Lord Tebbit called for the electorate to withdraw their votes from the three main political parties at the European elections in June in order to send a message to those parties that their votes should not be taken for granted. He wrote:
Local elections, the great British public should treat just as normal but at the European elections, in my judgment they should send a very sharp message to the leaders of the three national parties by not voting for any of the national party candidates.
He went on to add in later interviews that the electorate should steer clear of voting for the socialist and racialist BNP, but other than that he did not mind who people voted for (or not at all), just that they didn’t vote Lib Dem, Labour or Conservative.
Even less than a decade ago this story would have caused a media storm. There would have been multiple front page news headlines detailing ‘furious’ Conservative splits over ‘Europe’ and the culturally leftist BBC would have had a field day.
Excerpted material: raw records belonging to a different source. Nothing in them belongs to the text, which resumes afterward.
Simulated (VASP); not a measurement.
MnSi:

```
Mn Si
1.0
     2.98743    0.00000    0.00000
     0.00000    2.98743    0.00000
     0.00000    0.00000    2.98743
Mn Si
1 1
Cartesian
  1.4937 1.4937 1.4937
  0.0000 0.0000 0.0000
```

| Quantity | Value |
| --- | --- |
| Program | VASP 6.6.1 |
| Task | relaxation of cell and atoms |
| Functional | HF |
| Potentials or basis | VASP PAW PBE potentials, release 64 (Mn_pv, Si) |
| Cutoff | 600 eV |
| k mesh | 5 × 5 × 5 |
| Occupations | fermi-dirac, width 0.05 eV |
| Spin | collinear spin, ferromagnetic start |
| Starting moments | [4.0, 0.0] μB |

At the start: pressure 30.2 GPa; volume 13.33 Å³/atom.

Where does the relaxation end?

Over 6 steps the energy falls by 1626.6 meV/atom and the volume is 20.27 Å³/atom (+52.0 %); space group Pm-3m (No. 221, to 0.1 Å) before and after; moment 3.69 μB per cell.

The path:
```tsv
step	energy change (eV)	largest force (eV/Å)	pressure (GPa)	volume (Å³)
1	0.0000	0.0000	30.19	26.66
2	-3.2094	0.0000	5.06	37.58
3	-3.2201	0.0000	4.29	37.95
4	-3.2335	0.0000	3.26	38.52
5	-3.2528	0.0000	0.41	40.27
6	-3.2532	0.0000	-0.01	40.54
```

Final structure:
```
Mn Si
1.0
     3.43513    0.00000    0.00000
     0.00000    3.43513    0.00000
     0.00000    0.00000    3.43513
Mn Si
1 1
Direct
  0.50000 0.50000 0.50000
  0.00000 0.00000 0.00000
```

Things though have since moved on. The Conservatives are still irrevocably split over the European Union, but the official media and political narrative has changed. Today’s official line is David Cameron good; Gordon Brown bad. In order to facilitate a change of Government, or rather Westminster administration, the media, having failed to make David Cameron popular, are now trying the other option which is to make Gordon Brown unpopular.
Therefore, any stories that might portray Cameron in a negative light are now willingly suppressed by the media. How else could one account for the complete lack of coverage over Lord Tebbit’s intervention, especially by the BBC, and the establishment papers of the Times and the Guardian?